The cheeky smile is not the only similarity between the veteran TV children's presenter and maths whizz, who brought us the BBC series Think Of A Number, and his celebrity daughter.

Both have a zany sense of humour - according to Zoe, he'd answer the door dressed as a caveman when she used to bring boyfriends home as a teenager.

They both also have boundless enthusiasm and an amiable quirkiness which have endeared them to the masses.

Yet Ball senior, 71, whose latest book Mathmagicians aims to inspire children to take an interest in science, numbers and measurement, can be quite grumpy about certain subjects.

Ask him about the way maths is taught in this country, global warming, children's television today and a variety of other issues, and the smile disappears. He's quite a tub-thumper, our Johnny.

"Our kids are being scared to death by the whole idea of climate change. We are losing our scientists but producing more environmental scientists than actual scientists in engineering and technology," he blusters.

"Of course there's climate change, but it's totally overstated, it's scaring people out of science."

His exasperated tone continues on the subject of maths teaching. "In the last 20 years, the push has been to improve numeracy, but that's only one small aspect of maths. Without geometry, you can't work out how much wallpaper you need or how much carpet you have to lay."

And while he claims not to watch children's TV today, he still has an opinion on it. "I've watched Brainiac and I think it's garbage," he declares. "It teaches nothing. They only go for the bang. Why do we need to know how to blow a caravan up? When you become a scientist, it's not flash, bang."

However, move on to the subject of his family and the big smile returns. His charming wife, Di, has just planted some beautiful hanging baskets to give to his two grown-up sons, although she doesn't do them for Zoe, she explains, because they just dry up in the sea air of Brighton.

Back in the chintzy sitting room of his house in south Buckinghamshire, he plucks a framed photograph off a shelf - a happy family shot with Zoe in the middle. Clearly they are close, but he admits that at one point he feared that she was going off the rails.

She couldn't handle the media attention she received while she was doing the Radio 1 breakfast show, he recalls.

"She coped terribly and we lost her because she was totally besotted by it. She was clubbing all the time and drinking too much. We lost her during the Radio 1 years, because we were in a different generation.
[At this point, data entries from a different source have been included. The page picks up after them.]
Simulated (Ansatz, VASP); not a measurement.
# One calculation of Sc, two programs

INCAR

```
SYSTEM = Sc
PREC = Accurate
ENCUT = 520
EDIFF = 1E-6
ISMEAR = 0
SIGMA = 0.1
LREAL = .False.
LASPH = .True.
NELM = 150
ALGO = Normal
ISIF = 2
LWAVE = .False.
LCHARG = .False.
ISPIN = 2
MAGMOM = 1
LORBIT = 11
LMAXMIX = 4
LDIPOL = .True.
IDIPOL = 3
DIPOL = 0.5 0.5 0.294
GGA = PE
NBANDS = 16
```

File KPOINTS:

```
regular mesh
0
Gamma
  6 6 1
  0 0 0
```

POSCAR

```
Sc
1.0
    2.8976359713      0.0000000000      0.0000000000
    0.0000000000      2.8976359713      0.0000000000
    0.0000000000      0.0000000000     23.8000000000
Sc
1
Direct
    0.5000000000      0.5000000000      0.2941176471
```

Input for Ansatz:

"She became a ladette because she was the first girl to get this job. On the first morning after her show, a reporter at the press conference said, 'Do you think that was a good enough standard for you to keep the job?' She kept her chin up, said she had a lot to learn, then went into the corridor and burst into tears.

"But Zoe realised that the lads all talked about being lads and being out on the town and she thought, 'I've got to do the same'. She had become an envoy, a spokesperson, for teenage girls, so she became a ladette, saying anything the boys could do, girls could do.

"I understood what she was trying to do. We've never fallen out, but there are periods you know you're not in the equation when it comes to discussion."

He didn't read the newspapers which reported her wild nights and later her ups and downs with her husband, DJ Fatboy Slim, aka Norman Cook, and encouraged Zoe not to read them either.

"I remember going to her flat and she said, 'Look what they've written about me!' and I said, 'Well, don't read the f***ing stuff because nobody will remember it tomorrow'."

It must be hard for him to ignore the rocky times in his daughter's marriage to Cook, who recently came out of rehab where he was treated for alcohol addiction. Yet Ball speaks of his son-in-law with huge fondness.

"He's just done his first gigs as a new man, an abstainer," he enthuses. "I asked him what it was like and he said, 'God, I was nervous. It wasn't as much fun in a way and it was harder work', but then he normally had half a bottle of vodka in him.

"But, do you know, they are so happy now. In all marriages, especially showbiz marriages, there have been slightly rocky times."

Ball's own marriage to his first wife, Julia, ended after she walked out when Zoe was two. He then married Di when Zoe was six.

He believes his first wife's desertion is a legacy which may have prompted his daughter's marriage to flounder when she had a brief fling with DJ Dan Peppe in 2003.

"When she left for that silly DJ, I know exactly why that was. (Her son) Woody was exactly the same age as Zoe was when her mother left. She was thinking, 'I'm like my mother, I'm going to let us all down'. It was a cry for help."

It's all water under the bridge and Ball is the first to enthuse about Zoe's new Saturday early morning Radio 2 slot.

"Zoe is on the threshold of a more substantial career, one that will take her further than before. She's had to have a rest from her early career while she becomes re-invented as a different age base."

She has kept a lower profile since her son Woody, now eight, was born, apart from her Strictly Come Dancing appearance in 2005 and a steady trickle of radio and TV presenting work.

Ball says he didn't open doors for his daughter when she chose a broadcasting career, although he tried to help her in other ways.

"I wasn't saying, 'You follow me, I'll open doors for you'. All I bought her was a Marks & Spencer's outfit that would look good for interviews and give her an air of poise, and a briefcase. And she got an in to The Big Breakfast."

Born in Bristol and later moving to Bolton, Ball always had an aptitude for maths yet left school with only two O-levels.

He went on to become a Butlin's redcoat and, as a late 60s comedian, appeared in Val Doonican and Harry Secombe TV shows, later making his name on children's TV, appearing in Play School for 17 years.

Today he spends his time travelling the country giving presentations on maths and science to schools and businesses - and is busier than ever.

Despite his grumbles about climate change, maths teaching and other issues, he remains an upbeat, cheerful character.

"Have we really screwed the world up?" he asks. "Well, it hasn't been perfect previously. I'm a total optimist."